2007-07-15 23:07

by Vasil Kolev

Responsibility.

Is the mother of it.

I’m reading the comments/articles aroundwhat happened with Mishel Bozgunov and the comments around it, and I definitely need to write the lines that follow.

(the people that read me know how tangled and misty I write – write to me to tell me what needs clarifying, as my thoughts are as tangled as my writings :) )

Let’s start from the phrase that the journalists have more protection than the normal people when they’re writing about such events, unlike the normal people. Someone asked – can’t we all bloggers be journalists?

No.

I’m one of the people that’s ashamed of most Bulgarian journalists. The thing with the protections sounds like “if you’re a journalist, you’ll get away with it’ (because someone is paying you to write it and he’s protecting you, for example). Also, there are some more reasons that I don’t want any special protection to be able to tell my own opinion:

1) Constitution of Republic of Bulgaria, Article 6. (1) All people are born free and equal in dignity and rights.

2) again there, Article 39. (1) Everyone has the right to express opinion and to spread it through speech – written or oral, through sound, image or in another way.

3) I CARRY my own responsibility for what I say. I accept it fully knowing that someone will try using my words against me, will find something threatening in them and will attack me, that it will disturb someone’s sleep, that I’m talking about getting rid of the current government and changing the system.

Let me elaborate on 3. I’m also hosting savestrandja.ludost.net, fully knowing what’s on the site and what are the messages in it. I’ve done by my own free will, fully understanding what I’m doing. I’ve taken that responsibility.

This will be the first chapter on what I’ll be writing on the topic of civil disobedience – the Responsibility. Because that’s what’s missing from most people that obey the circumstances, orders, rules, laws, etc. without questioning or thinking – refusing to take the responsibility for their actions, pushing it upwards. But when you decide not to obey, you take the full responsibility for your actions and their consequences.

That might include being taken in by the militia, pardon, police, some people might try to scare you, to shoot you (although this is rare, it’s kept mostly for quarrels in the high-level mutras, and we’re not that “high”), etc. fun things, which are mostly a (very) light form of the stuff that was before 1989. Even so there’s also the chance of some “inconvenient” people getting fired from companies that work with the state administration, just of their “inconvenient-ness” (and those companies know very well why they can work with the administration, even the kids know how exactly can you work for the state and get paid).

The fact still remains that to have a citizens’ society, a democratic state, etc. there must be one responsibility taken by the citizens. Not only from the ordinary people, only from the state administration, not only by the politicians, but by EVERYONE TOGETHER. Everyone must be able to take responsibility for his actions and non-actions – and if he/she cant, the rest must take the responsibility for him and act accordingly.

This means watching politicians and not allowing them to become corrupt – to be put on trial like everyone else, To take the responsibility for what they’ve done.

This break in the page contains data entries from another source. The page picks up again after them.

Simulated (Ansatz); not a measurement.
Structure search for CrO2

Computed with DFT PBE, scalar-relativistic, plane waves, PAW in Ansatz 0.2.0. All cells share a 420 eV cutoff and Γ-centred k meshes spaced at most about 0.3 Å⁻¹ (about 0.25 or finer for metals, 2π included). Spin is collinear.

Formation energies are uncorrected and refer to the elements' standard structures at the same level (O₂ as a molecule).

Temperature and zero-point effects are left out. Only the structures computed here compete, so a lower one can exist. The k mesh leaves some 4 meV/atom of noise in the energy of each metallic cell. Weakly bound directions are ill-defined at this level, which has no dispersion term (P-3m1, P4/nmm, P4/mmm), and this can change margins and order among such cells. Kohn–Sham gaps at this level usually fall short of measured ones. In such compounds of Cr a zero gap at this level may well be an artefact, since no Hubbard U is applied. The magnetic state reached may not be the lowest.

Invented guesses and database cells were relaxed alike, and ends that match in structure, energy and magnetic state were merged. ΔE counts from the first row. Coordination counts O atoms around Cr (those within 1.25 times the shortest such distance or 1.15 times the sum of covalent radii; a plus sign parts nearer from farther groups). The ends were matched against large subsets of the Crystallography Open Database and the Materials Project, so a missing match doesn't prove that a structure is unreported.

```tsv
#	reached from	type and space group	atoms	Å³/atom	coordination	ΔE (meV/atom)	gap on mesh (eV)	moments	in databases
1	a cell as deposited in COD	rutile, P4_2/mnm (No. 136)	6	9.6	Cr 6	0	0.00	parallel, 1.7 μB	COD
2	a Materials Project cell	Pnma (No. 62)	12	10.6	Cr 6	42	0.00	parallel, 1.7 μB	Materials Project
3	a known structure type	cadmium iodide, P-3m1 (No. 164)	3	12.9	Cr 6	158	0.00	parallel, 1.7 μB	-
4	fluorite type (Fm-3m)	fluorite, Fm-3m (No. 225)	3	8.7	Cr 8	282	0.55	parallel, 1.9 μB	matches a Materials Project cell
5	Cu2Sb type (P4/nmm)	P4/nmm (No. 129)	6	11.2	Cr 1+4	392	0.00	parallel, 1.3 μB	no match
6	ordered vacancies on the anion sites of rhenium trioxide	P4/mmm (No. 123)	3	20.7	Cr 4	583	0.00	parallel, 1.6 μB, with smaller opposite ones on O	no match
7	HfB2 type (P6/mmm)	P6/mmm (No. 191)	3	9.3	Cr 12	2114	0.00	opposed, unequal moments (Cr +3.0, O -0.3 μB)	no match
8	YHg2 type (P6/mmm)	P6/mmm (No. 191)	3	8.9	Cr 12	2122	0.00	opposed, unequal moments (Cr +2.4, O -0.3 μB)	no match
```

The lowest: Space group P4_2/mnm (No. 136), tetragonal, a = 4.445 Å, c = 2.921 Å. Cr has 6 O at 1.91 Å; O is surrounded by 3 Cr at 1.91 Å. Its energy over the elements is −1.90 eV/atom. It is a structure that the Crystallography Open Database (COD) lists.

For the state officials to take responsibility for what they’re doing. To remember who’s usefulness have they been hired.

For us to take it. Not to give bribes to support the current system.
Not to stay quiet.
Not to be scared.
Not to follow the phrase “A heat that’s bent is not cut” (which has always sounded weird to me, it should be easier that way, at least from the technical point-of-view).
To carry our own responsibility for out participation in the different societal actions (for example, for voting – and also for not voting. Some people thing that voting is the end of their responsibilities).

History is not really in favour of the people that have taken the responsibility. The ones that haven’t obeyed orders were shot, the one that did we put on trial later and got away with less. Those, who kept quiet, lived, those who didn’t, suffered.
But just think what the world would be without those people.

Maybe the biggest crime of all communist and related regimes is the murder of the idea of personal responsibility – it just piled up, and when it got inconvenient, a scapegoat was found.
(for example, case 4/1990 and the results of it (or the lack of such)).
(the same crime is being done also now, because nobody is teaching responsibility to the children.)

And to finish this somewhat messed up writing – it might sound weird, but The responsibility is important part of freedom. Truth, responsibility and struggle make freedom possible.